IN CHINA in Mao Zedong's day, frivolous childhood pursuits such as reading were frowned on. These days, toddlers are allowed to have more fun. But though the message has changed, parents and the state still believe the primary role of such works is to shape young minds, not amuse them.
Sales of children's literature have risen by double digits in most of the past ten years, much faster than the growth of book sales overall. The number of children's titles has more than tripled since 2005. This partly reflects a growing demand for products aimed at indulged only-children. The richer parents are, the more they splash out on children's books.
Booksellers see a huge moneymaking opportunity. Most publishers of literature for adults now offer children's titles too. Around half of the 100 best-selling books last year were for youngsters—a higher share than in Britain or America. Picture books for under-fives have been taking off; fiction for older teenagers is thriving.
Unsurprisingly, given the huge emphasis in China that is placed on passing exams, many titles aim purely to teach facts. Parents like to buy non-fiction, even for children still learning to read. Some books—printed on paperboard and intended mainly for under-twos—aim to teach the Roman alphabet to infants. Volumes for toddlers with titles such as "How to be a Meteorologist" and "Superstars of Science" do well.
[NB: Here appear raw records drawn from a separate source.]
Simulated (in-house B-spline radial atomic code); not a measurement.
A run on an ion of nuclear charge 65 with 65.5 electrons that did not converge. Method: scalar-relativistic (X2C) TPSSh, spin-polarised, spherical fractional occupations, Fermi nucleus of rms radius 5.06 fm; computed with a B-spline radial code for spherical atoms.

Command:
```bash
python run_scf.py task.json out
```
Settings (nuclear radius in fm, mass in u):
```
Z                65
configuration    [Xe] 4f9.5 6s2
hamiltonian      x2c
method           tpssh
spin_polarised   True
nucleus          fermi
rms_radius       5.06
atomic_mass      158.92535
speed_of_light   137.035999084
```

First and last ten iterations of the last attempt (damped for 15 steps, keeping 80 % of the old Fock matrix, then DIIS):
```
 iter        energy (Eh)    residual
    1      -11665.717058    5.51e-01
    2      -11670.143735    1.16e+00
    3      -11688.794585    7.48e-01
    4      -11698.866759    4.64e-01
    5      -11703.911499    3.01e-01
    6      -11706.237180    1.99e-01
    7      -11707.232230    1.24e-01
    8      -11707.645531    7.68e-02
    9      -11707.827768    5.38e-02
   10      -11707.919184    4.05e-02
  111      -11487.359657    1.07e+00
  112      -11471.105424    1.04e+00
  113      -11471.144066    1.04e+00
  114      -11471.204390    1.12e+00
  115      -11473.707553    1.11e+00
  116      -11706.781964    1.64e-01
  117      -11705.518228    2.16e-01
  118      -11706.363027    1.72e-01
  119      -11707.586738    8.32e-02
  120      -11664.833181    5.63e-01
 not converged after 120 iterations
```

The moral is often laid on thick. One provincial publisher (state-owned, like all of them) has titled a six-volume set of nursery rhymes "A Good Father is Better Than a Good Teacher". Chinese-language versions of foreign classics often proclaim their didactic worth: Paddington, a marmalade-loving bear from darkest Peru, is a model of "thoughtfulness, modesty and self-discipline", proclaims the blurb on the cover of a translation of Michael Bond's popular stories.
China's publishers remain profoundly conservative. They shun books with naughty or frivolous children, or where youngsters outsmart their elders. Cute animals vastly outnumber rebellious figures such as pirates. Few books depict siblings, aunts, uncles or cousins—relationships little understood by the young, thanks to the one-child policy.